2020
A Journey Through the Meuse River Basin: University of Leuven on Drought in Flanders
Patrick Willems is a professor of water management at KU Leuven. Specialized in hydrological extremes, he knows a great deal about floods and droughts.
"We build water balance models to simulate the water system. This allows us to calculate the impact of climate scenarios and climate adaptation strategies."
When asked what has changed in the Meuse basin over the last 50 years, Willems notes: "What is new is that we are increasingly dealing with salinization in the Albert Canal as a result of drought. In Flanders, the drought of recent years hit hard." He explains further.
The Importance of the Meuse
Flanders lacks large rivers that supply sufficient freshwater, making water inflow via the Meuse critically important. To supply Flanders with water, seven canals—the Campine canals (Kempische kanalen)—were constructed between 1827 and 1947. Of all the Belgian canals, the Albert Canal is the most vital, linking Liège to Antwerp.
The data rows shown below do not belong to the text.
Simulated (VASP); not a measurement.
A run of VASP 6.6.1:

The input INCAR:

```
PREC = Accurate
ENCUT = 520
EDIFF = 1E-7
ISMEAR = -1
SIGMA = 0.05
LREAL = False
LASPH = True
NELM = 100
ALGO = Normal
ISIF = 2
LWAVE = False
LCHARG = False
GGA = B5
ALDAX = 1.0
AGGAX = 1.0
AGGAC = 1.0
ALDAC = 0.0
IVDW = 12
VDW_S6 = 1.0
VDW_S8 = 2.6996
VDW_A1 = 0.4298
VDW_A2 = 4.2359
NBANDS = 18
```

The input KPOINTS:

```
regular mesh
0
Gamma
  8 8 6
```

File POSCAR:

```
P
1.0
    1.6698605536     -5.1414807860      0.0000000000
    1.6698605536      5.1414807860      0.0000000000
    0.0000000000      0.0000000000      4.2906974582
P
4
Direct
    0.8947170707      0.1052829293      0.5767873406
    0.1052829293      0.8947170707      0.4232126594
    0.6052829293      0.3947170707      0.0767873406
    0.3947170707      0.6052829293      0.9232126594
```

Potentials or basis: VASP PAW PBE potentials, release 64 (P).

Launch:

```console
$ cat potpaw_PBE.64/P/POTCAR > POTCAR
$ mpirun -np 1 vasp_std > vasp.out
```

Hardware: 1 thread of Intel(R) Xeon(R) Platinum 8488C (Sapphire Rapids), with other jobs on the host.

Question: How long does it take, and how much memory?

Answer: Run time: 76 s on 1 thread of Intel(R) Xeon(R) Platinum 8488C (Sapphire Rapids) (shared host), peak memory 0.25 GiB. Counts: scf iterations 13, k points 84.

Normally, the average discharge of the Meuse is 250 cubic meters per second. Prolonged drought led to exceptionally low Meuse discharges in 2019. By September 2019, the Meuse discharge at Liège (just upstream from the branch to the Albert Canal) dropped to barely 35 cubic meters per second. The situation was critical, carrying major consequences for the use of the Albert Canal.

The Albert Canal
"The Albert Canal provides 40 percent of the drinking water supply in Flanders," Willems says. "This Flemish drinking water is produced by Water-link. Simultaneously, together with the Port of Antwerp, the Albert Canal serves as the most important shipping and industrial axis, where major (chemical) companies are located. The waterway is managed by De Vlaamse Waterweg (The Flemish Waterway). Furthermore, the Campine canals are crucial for agriculture, the irrigation of nature reserves, and feeding recreational and fishing ponds.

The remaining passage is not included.